Japanese voters want tough climate goals: survey
BONN, Germany (Reuters) - Japanese voters favor the deepest cuts in greenhouse gases under consideration by Prime Minister Taro Aso as part of a new U.N. climate pact, according to opinion poll results on Tuesday.
The survey indicated that 63 percent of Japanese of voting age favored a cut in greenhouse gas emissions of at least 25 percent below 1990 levels by 2020 in a U.N. pact due to be agreed in Copenhagen in December, it said.
Aso is due to decide in mid-June among six policy options, ranging from a rise of four percent over 1990 levels, a goal favored by Japanese industry, to a cut of 25 percent.
"The world is watching Japan," Masako Konishi of the WWF environmental group told a news conference on the sidelines of 181-nation climate talks in Bonn, Germany. "The public do want strong targets."
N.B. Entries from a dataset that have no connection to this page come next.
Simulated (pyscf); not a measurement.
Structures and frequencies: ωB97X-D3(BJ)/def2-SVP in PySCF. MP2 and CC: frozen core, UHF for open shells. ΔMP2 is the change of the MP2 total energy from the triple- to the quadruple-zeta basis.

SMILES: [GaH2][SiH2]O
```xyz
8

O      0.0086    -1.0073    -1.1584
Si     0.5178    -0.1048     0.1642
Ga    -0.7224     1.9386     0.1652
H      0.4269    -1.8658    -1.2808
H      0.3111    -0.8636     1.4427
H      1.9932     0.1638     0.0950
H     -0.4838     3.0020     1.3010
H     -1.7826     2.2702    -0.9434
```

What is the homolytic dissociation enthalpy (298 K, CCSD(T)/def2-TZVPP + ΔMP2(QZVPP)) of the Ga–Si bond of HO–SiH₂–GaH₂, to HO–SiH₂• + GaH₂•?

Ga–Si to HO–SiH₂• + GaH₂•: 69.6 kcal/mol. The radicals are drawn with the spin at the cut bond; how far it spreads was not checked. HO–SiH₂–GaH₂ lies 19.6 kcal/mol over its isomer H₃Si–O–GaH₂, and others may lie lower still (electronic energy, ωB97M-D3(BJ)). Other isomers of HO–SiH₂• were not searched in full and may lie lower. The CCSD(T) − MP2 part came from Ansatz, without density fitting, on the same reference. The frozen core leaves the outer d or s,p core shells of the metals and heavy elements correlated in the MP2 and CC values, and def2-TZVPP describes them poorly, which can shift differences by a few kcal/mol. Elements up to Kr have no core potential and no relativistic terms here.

The survey also said that 61 percent of those asked reckoned that a strong 2020 goal would help the economy. The U.N.'s current Kyoto Protocol was named after the Japanese city where it was agreed in 1997.
WWF and other Japanese and international organizations -- which all favor tough climate goals -- commissioned the poll of 976 people by U.S.-based Greenberg Quinlan Rosner from May 16 to 25.
Separately, a survey by the Potsdam Institute for Climate Impact Research showed that promises so far by all developed nations worked out as an overall cut of between 8.2 and 14.2 percent below 1990 levels by 2020.
Developing nations led by China and India want the rich to cut by at least 40 percent below 1990 levels by 2020, the top end of a 25 to 40 percent range outlined by the U.N. climate panel as necessary to avoid the worst of global warming.